Throughout his musical career fronting Superchunk and Portastatic, Mac McCaughan has channeled more than his share of angst and tumult into a microphone, resulting in straight-up undeniable rock anthems. So how can a voice so familiar to others still seem foreign to its owner? On The Sound of Yourself, McCaughan’s second record released under his own name, he explores that question fully, shooting his voice through a prism and refracting it across these songs in new and rewarding ways.

In January 2021, McCaughan found himself at his home studio in Chapel Hill staring down a clean slate after wrapping up a film score and several other music projects. This setting – a distant light at the end of a figurative tunnel, and a literal room full of instruments – was integral to The Sound of Yourself.  His thought process was simple: “Each day is blurring into the next, so what are we doing today? How can I disrupt this? I think what resulted was a theme of subdued… ‘joy’ is the wrong word, but it’s at least comforting if not propulsive to have something open-ended to work on every day without any kind of structure or deadline or rules.”

McCaughan leans into these competing feelings of stillness and unease, allowing randomness and accidents to act as catalysts for his compositions. Where a guitar riff might typically start a Superchunk song, an indistinguishable loop found on an old sampler dictates the mood on “Found Cricket,” and simply opening up his studio to the woods outside channels Another Green World on “36 and Rain”.  Instrumentals such as these, which make up nearly half of The Sound of Yourself, are integral to the album’s atmosphere.

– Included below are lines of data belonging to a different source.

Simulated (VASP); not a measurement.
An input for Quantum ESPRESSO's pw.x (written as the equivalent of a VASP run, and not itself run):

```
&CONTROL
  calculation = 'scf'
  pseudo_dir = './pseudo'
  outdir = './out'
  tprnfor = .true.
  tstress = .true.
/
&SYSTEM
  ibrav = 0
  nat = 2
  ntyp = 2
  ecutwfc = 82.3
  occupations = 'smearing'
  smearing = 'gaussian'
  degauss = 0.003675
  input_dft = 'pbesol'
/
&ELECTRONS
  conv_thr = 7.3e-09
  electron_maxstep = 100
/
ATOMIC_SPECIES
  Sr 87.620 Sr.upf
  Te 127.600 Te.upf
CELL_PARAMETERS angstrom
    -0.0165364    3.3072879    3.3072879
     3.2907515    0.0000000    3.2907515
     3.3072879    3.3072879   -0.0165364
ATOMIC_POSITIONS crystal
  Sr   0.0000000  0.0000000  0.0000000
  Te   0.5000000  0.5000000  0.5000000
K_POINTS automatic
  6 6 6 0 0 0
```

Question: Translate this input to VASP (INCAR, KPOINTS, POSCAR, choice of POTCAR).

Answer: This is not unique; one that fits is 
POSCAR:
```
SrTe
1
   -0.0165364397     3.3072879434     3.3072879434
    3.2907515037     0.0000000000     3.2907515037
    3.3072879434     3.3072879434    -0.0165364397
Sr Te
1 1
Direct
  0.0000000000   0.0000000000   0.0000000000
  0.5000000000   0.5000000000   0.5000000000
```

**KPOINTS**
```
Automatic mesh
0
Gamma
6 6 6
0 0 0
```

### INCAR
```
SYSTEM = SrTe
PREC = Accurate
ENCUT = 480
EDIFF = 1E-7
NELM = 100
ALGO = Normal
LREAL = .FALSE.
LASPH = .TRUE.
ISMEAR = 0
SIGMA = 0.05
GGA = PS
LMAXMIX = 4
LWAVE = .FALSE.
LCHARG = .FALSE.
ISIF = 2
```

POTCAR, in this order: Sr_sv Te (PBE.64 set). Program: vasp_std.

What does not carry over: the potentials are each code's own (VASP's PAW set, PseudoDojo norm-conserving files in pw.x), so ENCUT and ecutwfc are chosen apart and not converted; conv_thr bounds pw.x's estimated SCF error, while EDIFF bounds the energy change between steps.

While the pop-oriented tracks hint at sounds first explored on his 2015 album Non-Believers, McCaughan’s recent scoring work and frequent excursions down the rabbit hole of synthesizers and sequencers (see: the Moogfest-commissioned POMS and his ambient project with Mary Lattimore) add a particularly crystalline spaciness akin to The Durutti Column and Bowie’s Berlin trilogy. A sloping new wave bassline grounds the instantly catchy “Circling Around” as McCaughan seeks to reject rumination with cleverly cyclical lyrics and a few strategically placed “whoa”s. The warbled synthetic voices emanating from the Mellotron on “Sleep Donor” are already singing isolation blues well before McCaughan frets, “I hear a footstep in the hall when there should be no one there at all…” These could be the same ghostly sounds “softer than the light, under the door” he describes in “I Hear a Radio,” a track on which Michael Benjamin Lerner (Telekinesis) and Annie Hayden (Spent) provide shimmering vocal harmonies.

For a record titled The Sound of Yourself, the irony in having many contributions from friends near and far is not lost on McCaughan: “I’m constantly inspired by the work of my peers. I feel lucky to be able to collaborate with them despite the distances between us. Sending off a song into the ether and having it returned greatly improved and in often surprising and moving ways was one of the most satisfying aspects of making this record.”

Additional guest appearances include Sabrina Ellis (A Giant Dog, Sweet Spirit) on “Sleep Donor” and Mackenzie Scott of TORRES who lends her voice to “Burn a Fax,” a song that also features three moody saxophone tracks that Matt Douglas of the Mountain Goats offered McCaughan, layered on top of one another. Mary Lattimore introduces and concludes The Sound of Yourself with her singular harp playing. The bittersweet single “Dawn Bends” is bolstered not only by Superchunk drummer Jon Wurster but the esteemed trio of Yo La Tengo on bass, organ, guitar, and vocals.

The album’s title track asks, “Do you ever get used to the sound of yourself?”  For an artist like Mac McCaughan, the answer lies in experimentation – testing his voice in a different light, deconstructing it, sometimes relegating it elsewhere or removing it altogether as the piece dictates. He knows that within the creative pursuit of an album as illuminating as The Sound of Yourself, familiarity reveals itself in the unknown.